0

I am working on Image Extraction Software from A WebPage . have created a function

 public static void GetAllImages()
        {

            WebClient x = new WebClient();
            string source = x.DownloadString(@"http://www.bbc.com");

            var document = new HtmlWeb().Load(source);
            var urls = document.DocumentNode.Descendants("img")
                                .Select(e => e.GetAttributeValue("src", null))
                                .Where(s => !String.IsNullOrEmpty(s));

            document.Load(source);


        }

It says "Uri is too long " ..

I tried to use Uri.EscapeDataString .. But not getting idea where to put it

Any Help would be appreciated

Neeraj Verma
  • 2,174
  • 6
  • 30
  • 51

1 Answers1

1

HtmlWeb.Load takes a URL as its source and deals with the downloading of the content. You don't need a supplementary WebClient to do this, it's all taken care of.
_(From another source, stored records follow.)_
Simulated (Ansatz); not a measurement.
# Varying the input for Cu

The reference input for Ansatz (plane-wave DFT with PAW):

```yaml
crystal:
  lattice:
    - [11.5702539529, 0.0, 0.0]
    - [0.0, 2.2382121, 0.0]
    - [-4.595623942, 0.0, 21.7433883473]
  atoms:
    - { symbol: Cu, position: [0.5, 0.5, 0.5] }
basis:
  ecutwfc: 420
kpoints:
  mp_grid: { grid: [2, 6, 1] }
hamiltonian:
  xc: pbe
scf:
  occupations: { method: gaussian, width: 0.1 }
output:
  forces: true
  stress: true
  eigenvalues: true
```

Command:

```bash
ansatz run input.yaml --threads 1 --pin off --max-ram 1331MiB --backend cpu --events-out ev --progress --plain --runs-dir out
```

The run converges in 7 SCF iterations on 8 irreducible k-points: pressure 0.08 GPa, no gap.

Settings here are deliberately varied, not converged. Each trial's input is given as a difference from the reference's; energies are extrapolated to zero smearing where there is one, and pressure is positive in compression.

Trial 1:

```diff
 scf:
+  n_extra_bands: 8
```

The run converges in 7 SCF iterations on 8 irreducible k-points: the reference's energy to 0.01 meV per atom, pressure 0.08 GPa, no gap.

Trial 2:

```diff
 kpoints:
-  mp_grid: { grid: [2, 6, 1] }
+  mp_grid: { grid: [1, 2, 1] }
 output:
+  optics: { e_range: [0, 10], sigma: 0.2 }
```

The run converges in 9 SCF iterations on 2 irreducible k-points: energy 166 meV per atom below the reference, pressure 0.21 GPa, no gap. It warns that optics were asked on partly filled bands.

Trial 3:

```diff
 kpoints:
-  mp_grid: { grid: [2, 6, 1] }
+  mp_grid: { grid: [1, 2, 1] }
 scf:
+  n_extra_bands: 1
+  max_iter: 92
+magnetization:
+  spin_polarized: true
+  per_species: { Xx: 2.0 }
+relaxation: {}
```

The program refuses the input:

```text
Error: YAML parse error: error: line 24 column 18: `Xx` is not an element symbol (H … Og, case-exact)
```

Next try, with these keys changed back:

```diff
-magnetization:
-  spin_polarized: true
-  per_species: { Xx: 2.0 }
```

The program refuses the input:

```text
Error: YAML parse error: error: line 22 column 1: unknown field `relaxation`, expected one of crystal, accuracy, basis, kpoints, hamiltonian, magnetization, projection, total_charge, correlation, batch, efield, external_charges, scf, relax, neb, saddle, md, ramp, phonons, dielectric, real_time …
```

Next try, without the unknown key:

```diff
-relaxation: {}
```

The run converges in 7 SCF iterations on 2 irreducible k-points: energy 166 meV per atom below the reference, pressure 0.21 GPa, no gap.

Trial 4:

What you are doing is downloading the content, then attempting to use the downloaded content (HTML) as a URL (probably under the assumption that Load means Parse).

So remove

WebClient x = new WebClient();
string source = x.DownloadString(@"http://www.bbc.com");

then change the next line to

var document = new HtmlWeb().Load(@"http://www.bbc.com");

and you'll be good to go.

spender
  • 117,338
  • 33
  • 229
  • 351